VATICAN CITY — Claiming a lack of support for open dialogue and for an editorial line run by women, the director and editorial staff of a Vatican women’s magazine have resigned.

But the editor of L’Osservatore Romano, the Vatican newspaper, which publishes the magazine, countered that he has given the staff “the same total autonomy and freedom” that have marked its work since it began.

“There is a return to the clerical self-referentiality and an abandonment of that ‘parrhesia’ (courage) so often asked for by Pope Francis,” said Lucetta Scaraffia, founder and director of “Woman-Church-World,” a monthly supplement to L’Osservatore Romano.

In December, Pope Francis appointed Andrea Monda, an Italian journalist and religion teacher, to be editor of L’Osservatore Romano.

The new management at the newspaper has not shown support for the magazine’s mission and has tried to “weaken” it by launching initiatives that “seem competitive, with the result of pitting women against each other, instead of encouraging open discussion,” Scaraffia wrote in an editorial that was to be published in the supplement’s April 1 issue.

Scaraffia sent Catholic News Service a copy of the editorial March 26 and a copy of an open letter to Pope Francis, explaining their resignation.

Monda’s choice of new writers for L’Osservatore Romano and his suggestion of new writers for the supplement, Scaraffia said, suggests she and the editorial board are no longer seen as trustworthy and has closed the door to any chance of “true, free and courageous dialogue among women who love the church in freedom and with men taking part,” she said in the editorial.
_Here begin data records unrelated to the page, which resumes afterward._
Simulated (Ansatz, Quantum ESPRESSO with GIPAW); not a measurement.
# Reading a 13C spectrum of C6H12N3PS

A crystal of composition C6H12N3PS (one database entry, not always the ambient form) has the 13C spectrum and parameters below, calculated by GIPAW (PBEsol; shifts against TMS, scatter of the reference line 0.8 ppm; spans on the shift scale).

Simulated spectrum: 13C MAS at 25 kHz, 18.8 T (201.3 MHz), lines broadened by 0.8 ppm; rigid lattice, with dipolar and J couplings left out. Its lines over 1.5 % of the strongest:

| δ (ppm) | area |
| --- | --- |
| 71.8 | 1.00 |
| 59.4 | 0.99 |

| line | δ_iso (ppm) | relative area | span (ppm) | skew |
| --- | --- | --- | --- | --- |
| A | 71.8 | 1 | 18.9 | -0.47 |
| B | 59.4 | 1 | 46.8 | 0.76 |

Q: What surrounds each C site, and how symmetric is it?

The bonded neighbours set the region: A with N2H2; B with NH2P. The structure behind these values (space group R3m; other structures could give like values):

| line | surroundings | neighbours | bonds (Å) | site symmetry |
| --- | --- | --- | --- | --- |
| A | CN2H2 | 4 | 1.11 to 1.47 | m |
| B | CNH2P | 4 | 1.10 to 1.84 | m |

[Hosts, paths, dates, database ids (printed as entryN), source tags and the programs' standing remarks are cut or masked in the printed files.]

Responding in a note published by the Vatican press office, Monda said he never tried to weaken the magazine, underlining how its budget had been fully approved and translations guaranteed despite the need to cut costs within the curia.

“My commitment was and remains strengthening the daily edition of the Osservatore Romano, certainly not in terms of competition but of complementarity with the supplement,” he wrote.

“In no way have I selected anyone, man or woman, according to the criterion of obedience. If anything, on the contrary, avoiding any interference with the monthly supplement, I pushed for the daily newspaper to create discussion that was truly free, not built on a dynamic of one side against another” or closed cliques, he wrote.

Monda added the monthly supplement will continue “without clericalism of any kind.”

The publication began as a monthly insert in the Vatican newspaper seven years ago to give attention to women’s voices. When it was relaunched in 2016 as a magazine, Cardinal Pietro Parolin, Vatican secretary of state, said, “If we do not listen attentively to the voice of women in the great decisive moments in the life of the church, we would lose” the crucial contribution of the feminine genius in the church.

Scaraffia said the April 1 issue would be the last for her and the all-female editorial board, in order to “safeguard their dignity.”

The publication, which had the support and encouragement of Popes Benedict XVI and Francis, she said, was founded to be autonomous and run by women.

In her letter to Pope Francis dated March 21, Scaraffia said they were “throwing in the towel because we feel surrounded by a climate of distrust and continuous delegitimization.”

Because of their openness to exploring the world of women in the church and of other faiths, Scaraffia said they were able to cover and explore many new subjects and experiences, including the abuse of women religious.

“Now it seems that a vital initiative has been reduced to silence and returns to the antiquated and arid custom of choosing, from the top, under the direct control of men, women who are deemed trustworthy.”